Thus he sets up a high-stakes poker game at the titular Casino Royale, in Montenegro. M realizes that if Le Chiffre looses everything a second time, the British government can extort information from him in exchange for protection from his organization. She enrolls Bond in the game and sends Vesper Lynd to supervise the money.

FINAL WARNING – THIS IS YOUR LAST CHANCE TO STOP WITHOUT ENCOUNTERING EXPLICIT DISCLOSURES.

Le Chiffre is a clever foe and fools Bond with a bluff but in the end Bond prevails. An enraged Le Chiffre kidnaps Lynd and captures Bond, attempting to extract the account PIN from him by torture. When he declines Le Chiffre prepares to make bodily modifications to him, of a sort not fit to print, the mysterious “Mr. White” then bursts, suddenly into the room and shoots Le Chiffre proclaiming that the organization could no longer trust him. Bond then blacks out.

Afterwards, Bond emails his resignation to M and he and Vesper run off to Venice for a romantic getaway, they resolve to travel the world together and Vesper runs to the bank to get some cash. M then calls saying that the treasury has not received the winnings. Bond begins to suspect that something is wrong and rings the Casino’s banker who informs him that the funds are being withdrawn from the bank’s Venice branch just now.

Realizing what is happening Bond gives chase and Vesper and her allies flee into a floating house, a firefight ensues and the house (somewhat improbably) begins to sink after bullets pierce its pontoons. Bond kills all the other representatives of the organization but tries to save Vesper, who abruptly commits suicide. Mr White then quietly absconds with the case of money while Bond is distracted with vainly trying to resuscitate Lynd.

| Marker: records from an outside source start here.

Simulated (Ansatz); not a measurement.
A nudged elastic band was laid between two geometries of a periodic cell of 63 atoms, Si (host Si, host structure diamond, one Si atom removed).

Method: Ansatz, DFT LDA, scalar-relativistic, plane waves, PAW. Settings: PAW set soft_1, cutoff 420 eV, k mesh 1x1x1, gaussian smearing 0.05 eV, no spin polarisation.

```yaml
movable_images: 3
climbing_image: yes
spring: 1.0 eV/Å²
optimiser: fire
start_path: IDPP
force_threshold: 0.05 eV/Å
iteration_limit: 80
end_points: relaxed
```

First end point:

Bond is devastated and reverts to his killing machine persona. M telephones again, MI6 has discovered that Vesper had a boy-friend, whom she loved very much. He was kidnapped by Mr. White’s organization which used the matter for leverage, threatening to kill him. She also informs Bond that Vesper had negotiated, apparently successfully, with the organization to spare Bond’s life while being aware that she would likely loose her own. Bond is too numb to respond properly and even tries to make M disbelieve, using words that are not fit to print, that Vesper ever meant anything to him before absconding to get his revenge.

The film ends with a cliff-hanger, Mr. White is shot in the leg by an elegantly clad Bond who stands over him waving a ridiculously large gun and proclaiming for the first time: “The name’s Bond: James Bond”.

Analysis

Casino Royale is the first installation in a “rebooted” James Bond franchise. “Reboot” means that the previous history and storyline continuity (such as it was) has been erased, the series starts from scratch.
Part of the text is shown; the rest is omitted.